The hunt for yield has sent plenty of capital flowing into Europe's major cities but greater opportunities lie outside of the capitals and retail centres, said Cromwell Property Group chief Paul Weightman.

Extract from interview with CEO Paul Weightman. Straits Times. May 17 2017.

The boss of a major asset manager is bullish on some of Europe's smaller cities.

"The hunt for yield has sent plenty of capital flowing into Europe's major cities but greater opportunities lie outside of the capitals and retail centres", said Cromwell Property Group chief Paul Weightman.

"In the city of London, a 3 per cent yield is considered attractive because the investor believes there's a limited downside. We have a different view," Mr Weightman told The Straits Times over lunch on Monday, during a regular visit to meet investors.

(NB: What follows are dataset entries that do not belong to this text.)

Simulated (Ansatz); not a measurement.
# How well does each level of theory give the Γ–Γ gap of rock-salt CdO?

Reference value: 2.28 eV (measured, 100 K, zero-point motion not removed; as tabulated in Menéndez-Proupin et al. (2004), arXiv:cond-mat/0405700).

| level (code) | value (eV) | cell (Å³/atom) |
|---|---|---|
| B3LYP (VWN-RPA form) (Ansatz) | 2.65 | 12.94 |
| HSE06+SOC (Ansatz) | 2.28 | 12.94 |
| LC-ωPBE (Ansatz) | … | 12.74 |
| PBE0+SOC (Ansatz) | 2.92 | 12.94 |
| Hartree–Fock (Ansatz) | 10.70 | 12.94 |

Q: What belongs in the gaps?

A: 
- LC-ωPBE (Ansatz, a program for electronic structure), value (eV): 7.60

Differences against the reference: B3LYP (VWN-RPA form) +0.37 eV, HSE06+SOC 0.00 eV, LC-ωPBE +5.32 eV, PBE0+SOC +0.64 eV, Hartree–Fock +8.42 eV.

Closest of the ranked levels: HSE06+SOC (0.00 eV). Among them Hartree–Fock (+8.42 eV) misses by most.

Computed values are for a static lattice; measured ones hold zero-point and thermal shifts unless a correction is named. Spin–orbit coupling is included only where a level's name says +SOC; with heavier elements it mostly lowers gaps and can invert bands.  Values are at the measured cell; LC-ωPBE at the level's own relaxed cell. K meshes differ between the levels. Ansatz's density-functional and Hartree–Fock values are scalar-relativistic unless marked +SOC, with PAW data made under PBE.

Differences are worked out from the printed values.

The Australian-listed property investor and fund manager manages €4 billion (S$6.2 billion) worth of assets across 24 separate funds in Europe, which tend to be invested in secondary cities. Cromwell entered Europe with the acquisition of property fund manager Valad Europe from Blackstone Group in 2015.

Mr Weightman was "bullish" on European real estate.

Broadly, Cromwell has identified 29 secondary cities, including Hamburg, Leon, Malmo and Milan, which it sees as benefiting from trends such as changing work patterns, urban renewal and good transport links. Manchester and Leeds are on the list too, though Mr Weightman noted that the post-Brexit uncertainty in Britain right now is still too much for his liking.

Diversity across asset classes is also important for investors to get a foothold on the Europe story, he believes: "Each market has a different fundamental. Retail in France is more challenging; Germany, we think, has been very highly priced in terms of office. Italy we're just starting to see more economic activity, particularly in the north, which will flow on to improved demand for real estate."

The light industrial sector is one that stands out for Mr Weightman. "It still has yet to attract the volume of investment that we've seen in logistics, but it presents greater opportunity for less risk. You've also got - in a lot of those light industrial and urban logistics estates - a very large portfolio of land close to the city that, in time, will present opportunities for redevelopment."

Mr Weightman also eyes very specific opportunities in markets where offshore investors and American private equity funds are less familiar. One example is Poland, the only European country to avoid a recession following the 2008 financial meltdown. A highly educated workforce, rising local living standards and a low degree of penetration in Internet shopping translates into continuing growth in consumer spending and demand for retail, Mr Weightman said.

Then there is the Netherlands, where Cromwell sees a good opportunity in the re-flotation of traditional office markets.

Mr Weightman said: "The challenge in Europe has been to find the jurisdiction that gives retail Reit investors all of the tax transparency and flexibility that they want. It's very hard for people to find the transparency and flexibility to accommodate diversified exposure."